This morning the local classical station played Mikhail Ippolitov-Ivanov’s “Procession of the Sardar”, the final movement of his Caucasian Sketches No. 1.  Yes,  for those of you who know it, the piece is a fair example of a “pops” favorite – pleasant to listen to but pretty light, but I enjoy it nonetheless.

As is so often the case when I hear the piece, I found myself wondering, “Just what the heck is a Sardar?”  Well, a quick bit of research reveals that while the term these days is most relevant to Indian Sikhs, way back when it was a description of a feudal lord applicable all over southern Asia, from western Persia to all points east.  The music reflects this exoticism nicely.
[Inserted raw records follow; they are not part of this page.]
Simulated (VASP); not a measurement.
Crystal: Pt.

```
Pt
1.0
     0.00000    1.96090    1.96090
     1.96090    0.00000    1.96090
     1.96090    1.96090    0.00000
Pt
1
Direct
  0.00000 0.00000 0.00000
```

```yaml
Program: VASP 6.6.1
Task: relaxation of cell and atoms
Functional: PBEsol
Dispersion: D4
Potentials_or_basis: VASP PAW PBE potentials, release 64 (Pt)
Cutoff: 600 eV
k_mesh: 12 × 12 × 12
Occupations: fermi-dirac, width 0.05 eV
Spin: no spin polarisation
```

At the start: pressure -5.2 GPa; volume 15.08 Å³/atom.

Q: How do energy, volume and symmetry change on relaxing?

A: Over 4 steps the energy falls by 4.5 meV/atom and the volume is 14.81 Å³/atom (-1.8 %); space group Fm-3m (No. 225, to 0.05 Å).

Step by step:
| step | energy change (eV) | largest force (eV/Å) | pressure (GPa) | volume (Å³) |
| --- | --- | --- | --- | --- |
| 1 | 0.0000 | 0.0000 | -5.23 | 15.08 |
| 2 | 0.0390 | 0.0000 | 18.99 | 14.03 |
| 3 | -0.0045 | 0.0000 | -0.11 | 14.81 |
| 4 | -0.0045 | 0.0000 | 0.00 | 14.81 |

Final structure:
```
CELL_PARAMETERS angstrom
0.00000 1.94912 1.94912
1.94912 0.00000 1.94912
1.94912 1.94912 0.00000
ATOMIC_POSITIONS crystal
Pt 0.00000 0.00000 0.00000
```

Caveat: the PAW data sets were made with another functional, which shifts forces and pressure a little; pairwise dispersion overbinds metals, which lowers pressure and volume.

I have to confess that I have a weakness for this sort of thing.  Indeed, I readily listen to anything suggestive of the Turk, the Tatar, the Moor, the shadow of the Pyramids or the sands of Araby.  I’m certainly not the only one who feels this way, for composers have been inserting African and Asia themes and ideas into Western Musick for ever. Of course, I understand that this is in some sense simply a form of romanticism, the interest in and idealization of whatever lies over the horizon, but there again, this is a strain of Western Culchah stretching all the way back to Alexander the Great.

I suppose this is the difference explaining the fact that I can sit all the way through the endless repetitions of the theme in Lawrence of Arabia without a murmur and, indeed, even with enjoyment, while I am ready to stab my own eardrums with a pair of scissors after the first two minutes of “Lara’s Theme” from Dr. Zhivago.